Thursday, 18 October 2012

Salmon: a eulogy

Any Tuesday evening that ends at 2am with two women listening to Edward M Kennedy’s eulogy from his brother Robert’s funeral in 1968 has either gone terribly well or terribly badly depending, quite literally, on your politics.

Sticking with terribly well, although that is not how I felt the following morning, the evening started in the normal fashion with supper.

My flatmates and I had decided to cook this recipe, from the justifiably super-mega-famous blog ‘Dinner: A Love Story’:
http://www.dinneralovestory.com/salmon-for-people-who-are-sick-of-salmon/

We weren’t at all sick of salmon (although you’d think we probably were given that my last post also concerned the softly coral fleshed……..sorry, too Nigella?), but we thought it looked good. I offered to get the food, flatmate (female) got the wine, and we were all set.

(Incidentally, on my way out of Waitrose, I was nearly mown down by a motorcycle driven by a man I dated, briefly, earlier this year. The most unbelievable part of this story is that this is the second time that has happened to me as I left a supermarket (Cambridge, 2007, Sainsbury’s), although at least that first time only involved a pushbike. Given the unbelievably short odds that a person might have been on dates with TWO murderous bipedallers, I was almost tempted to pay the Stupid Tax and buy a lottery ticket.)

Calming my shaken nerves, we got down to cooking which took all of about 15 minutes (or one vodka tonic, in an alternative time keeping method I quite enjoy). It could not have been more simple. We left out the peppers and mushrooms and replaced them with truck loads of chopped up runner beans. We also used a lot less coconut milk, because one of our tins was 2 years out of date, and a lot more jasmine rice, because flatmate (male) didn’t believe 75g was enough per person. We threw lots of fresh coriander, basil and lime juice over the top of everything and it was delicious.

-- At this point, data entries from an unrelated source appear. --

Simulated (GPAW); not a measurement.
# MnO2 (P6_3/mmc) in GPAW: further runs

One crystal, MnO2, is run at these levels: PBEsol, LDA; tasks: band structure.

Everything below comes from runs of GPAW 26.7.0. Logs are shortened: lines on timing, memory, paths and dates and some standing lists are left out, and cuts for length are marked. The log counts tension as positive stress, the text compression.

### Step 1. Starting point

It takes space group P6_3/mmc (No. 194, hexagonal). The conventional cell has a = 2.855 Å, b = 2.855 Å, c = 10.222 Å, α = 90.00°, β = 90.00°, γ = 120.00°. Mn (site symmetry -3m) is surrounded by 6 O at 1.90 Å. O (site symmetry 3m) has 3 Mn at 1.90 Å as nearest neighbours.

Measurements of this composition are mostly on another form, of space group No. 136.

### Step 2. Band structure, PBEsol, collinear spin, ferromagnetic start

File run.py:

A thoroughly enjoyable evening all round. Well, for me and flatmate (female) at least. I’m not sure flatmate (male) was that enthused to be forced to be my sous-chef, watch Great British Bake Off and then be banished from the kitchen by the force of terrible chat as we summarily sorted out the Global Financial Crisis, pondered how to manage maternity leave and then rounded off the night with some classic American rhetoric.